I am currently analyzing camera trap data for five species of ungulates from four 60-day camera trap surveys, three in study area A and one in study area B. The total number of sites surveyed (for both areas and all years combined) is 147 with 10 survey periods (each lasting 6 days) for each site. There are two different habitat types in both study areas. I use the following possible covariates: habitat, study area, survey (area A year 1, area A year 2, area A year 3, area B year 1). I am less interested in the absolute occupancy values than the effect of the covariates.

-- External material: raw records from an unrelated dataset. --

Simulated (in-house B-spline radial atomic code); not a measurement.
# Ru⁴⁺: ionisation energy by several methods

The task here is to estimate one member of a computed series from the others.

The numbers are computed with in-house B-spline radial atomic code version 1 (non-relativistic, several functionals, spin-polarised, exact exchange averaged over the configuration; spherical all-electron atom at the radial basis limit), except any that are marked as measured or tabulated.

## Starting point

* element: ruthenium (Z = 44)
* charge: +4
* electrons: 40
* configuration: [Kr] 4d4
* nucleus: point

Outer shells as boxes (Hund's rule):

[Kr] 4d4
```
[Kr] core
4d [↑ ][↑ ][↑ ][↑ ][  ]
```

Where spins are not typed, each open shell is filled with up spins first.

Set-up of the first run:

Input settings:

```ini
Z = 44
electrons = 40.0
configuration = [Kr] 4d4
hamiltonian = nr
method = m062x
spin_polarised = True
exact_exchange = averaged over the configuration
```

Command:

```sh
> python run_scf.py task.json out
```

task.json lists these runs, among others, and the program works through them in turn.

Running some first analysis the results look reasonable. For four out of five species the Royle/Nichols models performs much better than the single species, single season models, usually with a deltaACI of >20. I attribute this to the large amount of heterogeneity present in the data (Mh usually is the model of choice for capture-recapture studies with camera traps). Standard error and confidence intervals are relatively large but that seems to be normal for the Royle/Nichols model from what I have read. The results from the Royle/Nichols model would actually answer my original question better if I interpret the lambda as an index for relative abundance (the mean number of individuals/site should be linearly related to density). So if ACI shows a high support for a model with a habitat covariate for lambda and lambda for habitat A is 1.5 and for habitat B is 3.2 then I would conclude that the species shows a clear preference for habitat B (on a population level) and is more abundant in that habitat.
Since I have never seen this kind of analysis applied to camera trap data I wanted to ask if anyone sees any potential problems with using the Royle/Nichols model and if my interpretation of the results seems correct for the question asked.